GNOME Bugzilla – Bug 393766
RTF filter does not work on lots of documents
Last modified: 2007-01-10 01:30:49 UTC
Please describe the problem: RTF filter does not work on lots of RTF files. Also, it is quite slow. It definitely needs a rework. Steps to reproduce: I will attach a couple of RTF files which has text that should be extracted but they arent. Actual results: Expected results: Does this happen every time? Other information: Mono internally an RTF parser. Currently an RTF filter based included in a branch http://svn.gnome.org/svn/beagle/branches/beagle-cutting-edge-branch/Filters/ The modified filter is very fast and correct in text extraction but there is no code to extract metadata information. The code can be merged to trunk once the metadata extraction is written.
Created attachment 79597 [details] a simple rtf file which doesnt work as expected with the current filter
Created attachment 79598 [details] this one has some metadata - doesnt work either
Do we just need testing before you updated one goes into the trunk?
Nops. I need to add code to fetch the author/title etc metadata. It took me sometime to understand the code, but I think I have it mostly figured out. The RTF parser is based on the work of Paul DuBois - most of the rtf related code on the web is based on his legendary parser. I am confident that the parser will do a better job of extraction than the current filter. I will run a few tests after I implement the above and then I will merge it to the trunk.

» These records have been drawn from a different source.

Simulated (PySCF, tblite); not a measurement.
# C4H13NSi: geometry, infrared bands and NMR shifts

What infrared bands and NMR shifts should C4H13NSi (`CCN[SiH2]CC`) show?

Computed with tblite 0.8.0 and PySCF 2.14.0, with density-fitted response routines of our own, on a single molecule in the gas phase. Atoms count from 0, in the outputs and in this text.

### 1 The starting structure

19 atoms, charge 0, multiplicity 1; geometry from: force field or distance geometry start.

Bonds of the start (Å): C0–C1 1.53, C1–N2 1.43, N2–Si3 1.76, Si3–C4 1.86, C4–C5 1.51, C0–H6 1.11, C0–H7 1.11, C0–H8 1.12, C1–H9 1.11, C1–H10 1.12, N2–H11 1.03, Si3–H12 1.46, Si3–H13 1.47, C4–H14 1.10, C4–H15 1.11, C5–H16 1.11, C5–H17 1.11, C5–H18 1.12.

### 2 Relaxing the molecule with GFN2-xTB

Great. It would be nice if you could add these RTF files to the test suite: https://forgesvn1.novell.com/svn/beagle/trunk/beagle-test/filters/RTF/files/ And test the (sadly, one) file that's currently in there when you feel it's ready.
Novel forge requires authentication :-(. If its only one file, could you attach it here ? And vice versa, copy these files there. Thanks in advance.
Created attachment 79763 [details] gzipped test doc Bleh, that's annoying. :( (I had to gzip it; otherwise bugzilla wouldn't let me attach it)
I didnt realize this would be closed so soon :-). New RTF Filter is in trunk, r3243, r3244.